What you are imagining is most likely not the type of map going into Boston Public Schools Thursday.
Social studies teachers in the second, seventh and 11th grades in Boston schools will now have Peters projection maps to use in their classrooms.
The Peters projection map, also referred to as the Gall-Peters projection map, is considered an equal-area representation of the globe and was created as we know it in 1974. On the map, the land masses of Earth's continents accurately reflect their true proportions. For example: Africa is bigger than North America and South America is bigger than Europe. You know, as they are in real life.
This is vastly different from the "traditional" map you picture in your head when you think of world maps — that version is the Mercator Projection map.
The Mercator map was created in 1569 to make colonial trade routes easier to navigate. In creating a map that prioritized straight lines of travel, land masses of continents became distorted.
For BPS officials, that distortion no longer holds up in 21st-century Boston.
The district says it is providing the Peters map to teachers and students as one way to "de-colonize" curriculum and to make sure students of color don't feel as if they are being sidelined.
"Eighty-six percent of our students are students of color," says Hayden Frederick-Clarke, director of cultural proficiency for BPS. "Maps that they are presented with generally classify the places that they're from as small and insignificant. It only seems right that we would present them with an accurate view of themselves."

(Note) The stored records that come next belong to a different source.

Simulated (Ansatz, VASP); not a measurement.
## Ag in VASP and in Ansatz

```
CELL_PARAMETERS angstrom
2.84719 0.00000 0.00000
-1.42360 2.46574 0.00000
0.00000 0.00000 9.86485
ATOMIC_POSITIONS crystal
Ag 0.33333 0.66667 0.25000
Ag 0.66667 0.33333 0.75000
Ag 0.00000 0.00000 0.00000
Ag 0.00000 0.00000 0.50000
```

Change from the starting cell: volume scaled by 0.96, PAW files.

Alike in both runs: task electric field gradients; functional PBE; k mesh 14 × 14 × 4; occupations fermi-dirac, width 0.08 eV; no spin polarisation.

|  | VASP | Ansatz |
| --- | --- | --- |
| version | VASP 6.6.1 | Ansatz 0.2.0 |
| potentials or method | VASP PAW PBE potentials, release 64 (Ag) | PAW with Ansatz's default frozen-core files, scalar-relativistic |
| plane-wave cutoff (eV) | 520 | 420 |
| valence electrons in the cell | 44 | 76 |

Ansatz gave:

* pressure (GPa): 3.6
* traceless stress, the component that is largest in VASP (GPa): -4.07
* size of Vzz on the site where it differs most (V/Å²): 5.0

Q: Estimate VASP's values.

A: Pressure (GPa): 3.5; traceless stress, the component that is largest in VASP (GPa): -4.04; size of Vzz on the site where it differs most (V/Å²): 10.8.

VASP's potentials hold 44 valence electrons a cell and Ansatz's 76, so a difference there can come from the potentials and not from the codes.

Frederick-Clarke says the last thing BPS wants students to think is that they are intentionally being deceived.
"Once students feel like the school isn't being truthful, there's a tendency to shut down and reject information," Frederick-Clarke says.
Frederick-Clarke notes that some of the inaccuracies of the ubiquitous Mercator map are hard to overlook: Greenland is shown to be roughly the size of Africa (in reality it's 14 times smaller) and Germany is about at the center of the map (it's really a lot farther north on the globe than you might think).
Natacha Scott, BPS history and social studies director, says having a new map in the classroom will allow students to question previously held assumptions that colonial-era maps are still relevant today.
"Traditionally, they've only know the Mercator map, so they don't have anything to question against that narrative," Scott says. "But here, providing this equal-area map, really provides that opportunity to question and wonder because, otherwise, if you're just looking at the same traditional map — you're not thinking about that."
The battle between the commonplace Mercator map and the more accurate Peters map is not a new topic to try to hash out. It made its way all the way to the White House. At least, it did in "The West Wing."
While no map can perfectly show Earth as it is — it's hard to map a three-dimensional shape using just two dimensions — Colin Rose says the point is to provide students with more accurate and inclusive views of the world. He's the assistant superintendent of opportunity and achievement gaps.
"It's a conversation starter with students," Rose says, "where they can look at the current projections that are used in the Mercator map and be able to start thinking critically about the materials that are in front of them and a jump-off point as to why certain materials are used and why certain materials are not used."
Updated to clarify the wording of which continents are larger than others.